It's smashmouth!

ROBERT TYCHKOWSKI --

, Last Updated: 2:15 AM ET

The Green and Gold are starting to look a little like the Silver and Black.

And head coach Danny Maciocia doesn't have a problem with that.

Truth be told, the Edmonton Eskimos head coach likes to see a touch of Oakland Raider in his defence - especially on Labour Day, where the toughest team usually wins.

"We're not going to go out there and play like choirboys because that's not who we are,'' said Maciocia, who doesn't begrudge his guys a well-timed aggression penalty if it sends the right message to the other team.

"We have to play with an edge, we have to play with an attitude. That's something I've been preaching since Day 1.

"I think you need to get after people, it's as simple as that. Whether it's Labour Day or a pre-season game, just get after people.''

They do. With hard cases like Joe Montford and A.J. Gass up front, and some big hitters in the backfield, the Eskimos defence has a reputation as an increasingly difficult, and painful, challenge.

Off the field, they're the nicest guys you want to meet. Strap a helmet on and suddenly they're the Mean and Gold.

PRETTY NASTY

"We do get pretty nasty out there,'' said linebacker Singor Mobley, making no apologies. "It is an aggressive style of defence. You could say it's smashmouth, across the board, from the corners all the way through the whole defence. We're going to beat the man that's in front of us and we're going to let him know, for four quarters, that he's in for a fight.''

With Maciocia at the helm, it's no coincidence that the defensive side of the room is filled with guys who feel the same way.

"That's one of the things that I like to bring to a team, and one of the reasons why coach Maciocia brought me in,'' said Montford. "A lot of guys on this defence play the same way, and a lot of guys feed off of that.''

You can't teach toughness, it's either in a player's character or it's not. And it's not about being an undisciplined yahoo, but rather hitting anything that moves, relentlessly, and knowing when to play the intimidation card.

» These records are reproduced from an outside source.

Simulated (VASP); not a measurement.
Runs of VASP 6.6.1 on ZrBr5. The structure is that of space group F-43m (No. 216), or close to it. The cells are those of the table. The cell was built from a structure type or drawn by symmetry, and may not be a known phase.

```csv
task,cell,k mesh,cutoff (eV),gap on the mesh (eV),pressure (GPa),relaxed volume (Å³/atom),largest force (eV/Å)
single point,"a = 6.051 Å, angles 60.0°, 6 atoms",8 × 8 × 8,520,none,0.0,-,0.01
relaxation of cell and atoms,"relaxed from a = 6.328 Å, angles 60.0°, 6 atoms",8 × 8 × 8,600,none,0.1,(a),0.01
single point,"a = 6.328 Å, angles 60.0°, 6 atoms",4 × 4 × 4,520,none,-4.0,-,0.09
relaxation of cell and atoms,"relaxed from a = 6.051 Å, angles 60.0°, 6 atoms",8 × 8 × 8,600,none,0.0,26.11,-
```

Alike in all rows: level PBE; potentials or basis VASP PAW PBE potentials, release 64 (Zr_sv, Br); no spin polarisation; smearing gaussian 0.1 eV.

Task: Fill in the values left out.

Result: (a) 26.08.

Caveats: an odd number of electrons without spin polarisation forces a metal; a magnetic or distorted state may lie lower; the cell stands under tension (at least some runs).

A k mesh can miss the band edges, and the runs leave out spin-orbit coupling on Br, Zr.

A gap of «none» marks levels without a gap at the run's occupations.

"It's one of those fine lines,'' said Montford. "If they're second and 10 you don't want to give them a first down with a penalty, but at the same time, if you're down at their end of the field, and it's a tone setter, and the crowd goes wild, and it'll show everybody that your team means business ...''

Don't be surprised if someone takes the shot. "It's one of those things, kind of like pit bulls,'' said Montford. "You never know what lies underneath that skin, underneath our masks, and every now and then something jumps up and bites you.''

"We're competitive, and the personalities we have are those of an aggressive nature,'' added Davis Sanchez. "I think that's a good thing.''

Asked if he's concerned about a team that already leads the league in penalties losing its composure amid the animosity and hostility at McMahon Stadium, Maciocia says he isn't.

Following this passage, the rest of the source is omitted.